The Botswana Stock Exchange (BSE) has announced intentions to boost liquidity and activity through opening the bond market to retail traders.
The exchange says the current bond market is primarily accessible to institutional investors such as pension funds and large commercial entities.
Retail bonds are an ‘IOU’ in which an investor agrees to loan money to an individual, company, or government in exchange for a predetermined interest rate. Retail trade of bonds is more common in developed capital markets such as Wall Street which has some retail traders holding their pensions in popular stocks.
At a financial services stakeholder engagement held on Wednesday, the local bourse’s new chief, Aupa Monyatsi, spoke on trends where major securities traded on the exchange are dominated by institutional investors, particularly in the bond market.
“Institutional investors continue to dominate activity in the exchange,” he said. “When you look at the bond market we want to turn things around and allow for retail investors to be able to buy bonds and re-invigorate the market.”
Opening up the bond market to retail investors is not a new discussion in the local capital market.
Five years ago, the Bank of Botswana confirmed that proposals had been made to kick start the country’s retail bond programme from within governments then P15 billion note issuance programme which now stands at a ceiling of P55 billion. The central bank, which was championing the move, would later back-track on the plans citing the hefty costs involved in introducing state-backed retail bonds.

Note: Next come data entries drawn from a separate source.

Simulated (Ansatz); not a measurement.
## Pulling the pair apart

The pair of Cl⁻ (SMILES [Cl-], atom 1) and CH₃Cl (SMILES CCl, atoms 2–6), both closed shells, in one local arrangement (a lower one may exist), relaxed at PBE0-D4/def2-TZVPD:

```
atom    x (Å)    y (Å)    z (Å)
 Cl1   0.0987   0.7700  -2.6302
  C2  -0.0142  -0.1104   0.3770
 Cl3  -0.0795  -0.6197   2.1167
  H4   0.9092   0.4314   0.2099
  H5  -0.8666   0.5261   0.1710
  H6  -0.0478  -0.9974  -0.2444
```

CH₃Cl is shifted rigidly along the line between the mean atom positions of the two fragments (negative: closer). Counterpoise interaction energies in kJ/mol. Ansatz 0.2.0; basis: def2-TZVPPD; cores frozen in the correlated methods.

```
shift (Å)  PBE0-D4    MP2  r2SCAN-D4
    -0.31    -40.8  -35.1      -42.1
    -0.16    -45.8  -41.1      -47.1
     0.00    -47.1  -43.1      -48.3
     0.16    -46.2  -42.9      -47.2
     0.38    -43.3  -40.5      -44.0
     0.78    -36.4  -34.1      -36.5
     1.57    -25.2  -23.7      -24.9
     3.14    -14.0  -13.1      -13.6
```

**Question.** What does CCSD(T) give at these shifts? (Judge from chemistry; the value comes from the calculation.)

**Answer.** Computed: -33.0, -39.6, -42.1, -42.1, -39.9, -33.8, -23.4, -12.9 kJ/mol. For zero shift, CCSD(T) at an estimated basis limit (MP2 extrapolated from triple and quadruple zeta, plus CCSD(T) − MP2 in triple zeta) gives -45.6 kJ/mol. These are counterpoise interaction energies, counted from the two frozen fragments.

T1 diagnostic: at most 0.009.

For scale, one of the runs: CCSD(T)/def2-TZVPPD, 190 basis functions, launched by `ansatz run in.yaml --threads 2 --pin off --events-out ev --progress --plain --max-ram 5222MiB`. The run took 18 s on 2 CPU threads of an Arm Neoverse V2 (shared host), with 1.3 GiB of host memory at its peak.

“We found that it is very complex and expensive to do,” revealed the then governor, Moses Pelaelo. “We have relaxed the pace and are instead looking at other things to do, looking at what they did in Kenya and South Africa, especially around costs.”
The plan to introduce retail bonds was viewed as ideal for Batswana looking at investing lump sums, such as entrepreneurs, pensioners, and ordinary citizens. At present, the main savings avenue is via deposits with local banks, where interest rates have been eaten away by inflation in recent periods.
Previously, the central bank had said retail bonds must be readily accessible to retail customers including small businesses and there was a need to focus on relatively small denominations that would accommodate those on relatively low incomes.
Such denominations would reach those currently disadvantaged in terms of access to quality savings products which offer attractive returns.